A Look at “Race to Witch Mountain” (2009) … and some thoughts
I’ve been badgered into not keeping my thoughts to those in my immediate presence about film, so now I have to write about them. Here’s the first in what I’m assured will be an ongoing series.
RACE TO WITCH MOUNTAIN (2009)
Rotten Tomatoes score: 43% critic / 44% audience
First of all, I want to state that I do not have any inherent disapproval of someone or some studio wanting to remake, reboot, or just plain redo an older film.** This especially goes for films that I hold dear to me in one form or another, whether it be from near worship or just really, really fond memories.
My feelings towards the original “Escape to Witch Mountain” (1975) and “Return from With Mountain” (1978) fall into the fond memories. I saw both of these films at a drive-in when they came out, because my parents liked me enough to take me. I had a huge crush on Kim Richards, because she was all shades of cute and awesome – at least to my 8-10 year old self. They were fun, escapist fare, and while no t.v. Star Trek, it did have Eddie Albert to go along with it. It even had Uncle Jesse from The Dukes of Hazzard before Dukes even existed! So, yeah, there’s some fond memories that go along with these films.
So now to current day. I seriously love me some Dwayne “The Rock” Johnson. He’s one of the few deeply charismatic actors that manage their humour, but have more within them that shows. Doesn’t matter if he’s doing “The Tooth Fairy” or “Journey 2: The Mysterious Island,” he brings an enjoyment of making the movie along with him that just makes what he’s in that much more entertaining.

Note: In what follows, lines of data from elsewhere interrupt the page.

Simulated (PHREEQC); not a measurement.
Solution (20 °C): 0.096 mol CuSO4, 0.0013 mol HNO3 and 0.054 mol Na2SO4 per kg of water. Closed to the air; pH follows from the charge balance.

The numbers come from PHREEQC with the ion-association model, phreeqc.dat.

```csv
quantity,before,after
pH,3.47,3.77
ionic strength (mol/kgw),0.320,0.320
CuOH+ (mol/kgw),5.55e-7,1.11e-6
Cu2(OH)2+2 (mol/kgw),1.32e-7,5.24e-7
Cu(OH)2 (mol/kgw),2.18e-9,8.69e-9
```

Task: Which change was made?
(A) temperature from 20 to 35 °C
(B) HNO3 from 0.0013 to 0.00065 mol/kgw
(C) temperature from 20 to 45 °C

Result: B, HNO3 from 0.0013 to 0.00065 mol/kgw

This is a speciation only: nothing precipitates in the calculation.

Unfortunately, that did nothing to help with “Race to Witch Mountain.”
The use of the normally always wonderful Carla Gugino did nothing. The lacklustre characters that AnnaSophia Robb and Alexander Ludwig had to work with was almost criminal. Quite a few other actors of note were in it, most of whom usually do supporting characters well, were just wasted. A by-the-numbers script didn’t leave director Andy Fickman much to work with.
The worst culprit, and I think it’s safe to say this, is whomever decided that this script/story was a good idea for a reboot. I get that it’s budget wasn’t a large one. It’s easy enough to tell this kind of story without a large amount of money to tell it. Some of the set pieces were interesting, but considering the source material was predominately family-oriented, it says something when the action set pieces scare an 8-year old girl. And even worse, by the time the movie is over it leaves three people – ages 8, 12, and 47 – all with the opinion that the film was “meh.”
It’s incredibly easy to Monday morning quarterback any piece of literature – film, t.v., art, written – but sometimes you can just *see* that what you have is not going to work the way you think it’s going to. This should have been apparent during the writing process of “Race.” It strikes me that if you’re Disney, and you’re going to producing a reboot of a family-oriented film, then you should keep in mind that a certain share of the market you’re aiming for is, you know, kids. That all important quality of “family-oriented.” Write things that make kids want to say more than “meh” at your final product. And keep in mind that no matter what they may act like at times, most kids are not dumb – they can see through fakery and half-assing it.
This lack of caring for the target audience is frustrating to the writer in me: it’s like how can you not see the car/train wreck coming? What kind of interference did the writers get from the producers? (“We need a really bang up car chase because ACTION!” or “We need a really cool special effects scene to happen about here in the film. Can you come up with something in a tunnel and small cave? We don’t have much budget for an actual set but we can effects the s**t out of it!”) Were the writers given parameters to start with, aside from updating the original novel or film adaptation?
Having had a low budget feature made from a script I co-wrote does lend me a different perspective to something after I’ve seen it. But “Race to Witch Mountain” left ‘meh’ in the cold, with a lot to be desired.
Have to give it a rating? D. Have to give it stars? 2 out of 5. It seriously wasn’t a bad film. But I’d rather a film be horribly bad in the end than just meh, because meh isn’t that memorable.
Reasons *to* see it? Dwayne Johnson and Carla Gugino. Two pros bringing what they can to lacklustre roles.